First, to clarify the terminology. What is being burnt? The media normally say, “peat” and as far as we can tell no one who wishes the practice banned ever corrects them. The people that do it call it “heather burning”. The RSPB has recently been calling it “peatland burning”. Which is right? Does it matter?
Actually, like all language, they each have elements of inaccuracy. When you say, “I love cakes”, you don't express the detail of your affection for pastry. So which is the closest? Burning the peat is wrong. As was evidenced by the Channel 4 piece, the peat is cold and wet during the winter burning season and something has to go very wrong for there to be even a hint of truth in the claim, and it is never true that even damaging the peat, let alone burning it, is the intention of the process.

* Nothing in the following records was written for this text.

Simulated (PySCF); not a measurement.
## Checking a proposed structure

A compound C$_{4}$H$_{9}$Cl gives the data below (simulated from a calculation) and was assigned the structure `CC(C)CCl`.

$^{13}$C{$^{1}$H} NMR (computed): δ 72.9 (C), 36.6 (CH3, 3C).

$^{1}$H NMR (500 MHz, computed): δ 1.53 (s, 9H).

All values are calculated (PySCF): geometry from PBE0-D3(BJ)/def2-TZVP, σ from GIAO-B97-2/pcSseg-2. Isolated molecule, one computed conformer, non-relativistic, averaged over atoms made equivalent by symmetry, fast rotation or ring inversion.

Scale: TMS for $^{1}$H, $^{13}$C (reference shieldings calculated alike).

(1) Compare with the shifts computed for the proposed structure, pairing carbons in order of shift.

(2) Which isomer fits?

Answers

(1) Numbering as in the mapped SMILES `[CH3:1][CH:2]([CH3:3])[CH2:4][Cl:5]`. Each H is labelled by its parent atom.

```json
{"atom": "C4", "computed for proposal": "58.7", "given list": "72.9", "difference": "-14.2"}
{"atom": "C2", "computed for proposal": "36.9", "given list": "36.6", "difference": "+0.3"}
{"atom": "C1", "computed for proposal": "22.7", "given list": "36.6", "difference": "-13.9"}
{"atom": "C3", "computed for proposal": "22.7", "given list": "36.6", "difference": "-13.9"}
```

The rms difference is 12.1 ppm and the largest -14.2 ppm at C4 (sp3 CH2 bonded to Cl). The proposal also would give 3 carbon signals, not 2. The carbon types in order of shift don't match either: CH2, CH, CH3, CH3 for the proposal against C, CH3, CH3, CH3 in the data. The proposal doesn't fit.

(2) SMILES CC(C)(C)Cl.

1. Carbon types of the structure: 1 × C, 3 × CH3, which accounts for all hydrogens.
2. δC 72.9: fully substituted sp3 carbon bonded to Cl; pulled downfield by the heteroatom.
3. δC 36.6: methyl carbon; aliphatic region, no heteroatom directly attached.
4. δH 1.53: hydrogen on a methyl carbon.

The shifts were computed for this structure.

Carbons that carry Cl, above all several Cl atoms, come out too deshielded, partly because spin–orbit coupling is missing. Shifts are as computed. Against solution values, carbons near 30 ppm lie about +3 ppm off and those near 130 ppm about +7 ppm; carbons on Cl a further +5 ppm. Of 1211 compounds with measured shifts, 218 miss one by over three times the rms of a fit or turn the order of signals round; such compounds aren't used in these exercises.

Calling the process, “heather burning” is far more accurate, although even this isn't perfect because moorland is far from a heather monoculture, other fire tolerant plants are also burnt along with the heather.
Burning peatlands is meaningless, akin to saying that you are burning Yorkshire. It would be more correct to say that the keepers are burning heather growing in peatlands (or Yorkshire). But from the RSPB's point of view this form of words makes it sound even worse than burning the peat, without being as easily ridiculed as plainly untrue.
But Pat Thomas, RSPB's Senior Conservation Officer, decided that the old ways were good enough for him when he spoke to the Telegraph. “Burning peat in England is our equivalent of burning rain forest”. That is some statement. It could not be clearer what Pat thinks about people who are responsible for burning peat. They are about as low as it gets. Luckily, the people he is talking about are clearly not members of moorland communities who will, when conditions are right, be cool burning stands of rank heather over the winter months.
To be absolutely clear there is a profound and obvious difference between burning the peat, as opposed to the stuff that grows on it. Even Pat, at his most self-righteous, must know this. Not understanding such a simple distinction is akin to not knowing the difference between a haircut and decapitation.
Whilst we may feel that Pat's analogy is a bit over blown, as well as being literally inaccurate, we can agree with the sense of it. Burning peat is a very serious matter. The heather moors of England sit on vast stores of carbon and everything possible must be done to protect it. This one of the few things we can all agree about. Where the RSPB's view diverges from the traditionally held view of upland communities is how best to protect the peat.
[Saddleworth wildfire erupted on moorland where controlled burning was not carried out]
Many moorland managers, within upland communities, think, based on experience spanning generations, that it is a huge risk to allow fuel loads to increase unchecked. That to leave vast, unbroken stands of highly combustible vegetation, increasing in mass and burnability every year, is a reckless invitation to disaster and that it will sooner or later end in tears.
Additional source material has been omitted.